Those two and their staffs deserve the credit for cutting off taxpayer
subsidies to the zealots. But let's give Browner the benefit of the
doubt. When she was forced by Sen. Byrd to review the detail of her
agency's TP program she had the courage and integrity to stand up and
acknowledge there was something wrong, and to take the initiative to kill
an indefensible relationship with a lobby group. American government is
healthier for that, and Browner deserves a measure of respect even from
her opponents for doing the right thing.
LATE ADDITION: Allen Greenberg, director of the newly formed Transp
Environment Network (TEN) at EPA responded to our request for comment on a
draft of the report above. We thank him for picking up some errors which
we corrected above. Greenberg interestingly defends the Transp Partners
Program (TPP), so much so that one wonders why his boss Administrator
Carol Browner got rid of it, and how far he is committed to conducting a
different operation from TPP. He claims of TPP: "Information disseminated
through the program includes peer reviewed research products that provide
critical information to decision makers at the state and local level. This
includes new research on the relationships between road capacity and
induced travel..."
Comment: The curious use of the present tense "includes" suggests this
was lifted from a defense of TPP produced before Administrator Browner
killed the program. In all the many TPP materials I gathered I never saw
a single peer-reviewed study, but there might have been some such that I
missed. That would not alter the fact that the great bulk of TPP
material was quite one-sided sloganizing, pamphleteering and propaganda
against auto/road travel, not professional studies conveying useful
information. STPP, the principal collaborator and benefactor in TPP,
produced only activist anti-roads propaganda, stuff without any
acknowledgment of the benefits of automobiles and roads, or of their
central role in providing Americans with mobility.

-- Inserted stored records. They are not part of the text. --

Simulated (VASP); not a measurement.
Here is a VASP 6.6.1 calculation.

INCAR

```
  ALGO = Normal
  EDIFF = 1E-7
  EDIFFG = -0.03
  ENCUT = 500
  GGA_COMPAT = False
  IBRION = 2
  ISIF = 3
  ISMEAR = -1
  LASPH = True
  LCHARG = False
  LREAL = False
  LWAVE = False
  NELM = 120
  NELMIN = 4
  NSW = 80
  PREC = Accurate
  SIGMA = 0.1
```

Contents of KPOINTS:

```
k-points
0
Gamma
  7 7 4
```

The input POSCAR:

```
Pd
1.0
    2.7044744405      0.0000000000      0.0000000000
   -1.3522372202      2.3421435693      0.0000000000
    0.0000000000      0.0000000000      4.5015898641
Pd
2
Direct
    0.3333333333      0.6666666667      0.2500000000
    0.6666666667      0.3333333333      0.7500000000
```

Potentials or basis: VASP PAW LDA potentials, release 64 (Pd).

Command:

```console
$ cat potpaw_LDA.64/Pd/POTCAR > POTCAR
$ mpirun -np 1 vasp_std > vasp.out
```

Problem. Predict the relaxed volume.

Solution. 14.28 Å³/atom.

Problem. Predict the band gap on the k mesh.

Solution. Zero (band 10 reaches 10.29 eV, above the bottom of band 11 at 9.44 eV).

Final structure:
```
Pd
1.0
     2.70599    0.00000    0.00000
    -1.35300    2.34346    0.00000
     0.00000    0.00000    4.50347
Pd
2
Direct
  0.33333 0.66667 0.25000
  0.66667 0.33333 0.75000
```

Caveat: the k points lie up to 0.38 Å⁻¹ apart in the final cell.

Greenberg writes: "Your story also incorrectly states that the process of
environmental streamlining (as mandated in TEA-21) is an EPA attempt to
have local governments kill road projects..."
Comment: The EPA's official TEA-21 Workgroup Report "New Approaches to
Integrate Environment and Transportation Policy through TEA-21
Implementation" (8/26/98) states: "EPA can use this as an opportunity to
change the transportation planning process by building on our involvement
in plan development to ensure that demand management strategies with broad
multi-media benefits are addressed at key points in the planning
process."(p4) The document notes that "Currently most environmental
reviews occur after (road) projects have a political constituency behind
them, making substantial changes very difficult." (p6) This is clearly a
reference to the need to go against road projects early in the planning
process at the local level. The document calls for "raising our
constituencies awareness of the new opportunities" (p7), these
constituencies clearly being the anti-roads groups. In the context of
"streamlining" the document mentions the need to use it to establish
"better transportation policies and strategies that reduce reliance on new
roads and low density development and reducing the need for stakeholder
involvement at later stages of implementation." (p8) The end "Summary of
Action Items" includes: "Increase efforts to get involved earlier in
regional transportation planning and project selection." The report called
for an extra 31.5 FTE personnel in order to staff the intensified effort.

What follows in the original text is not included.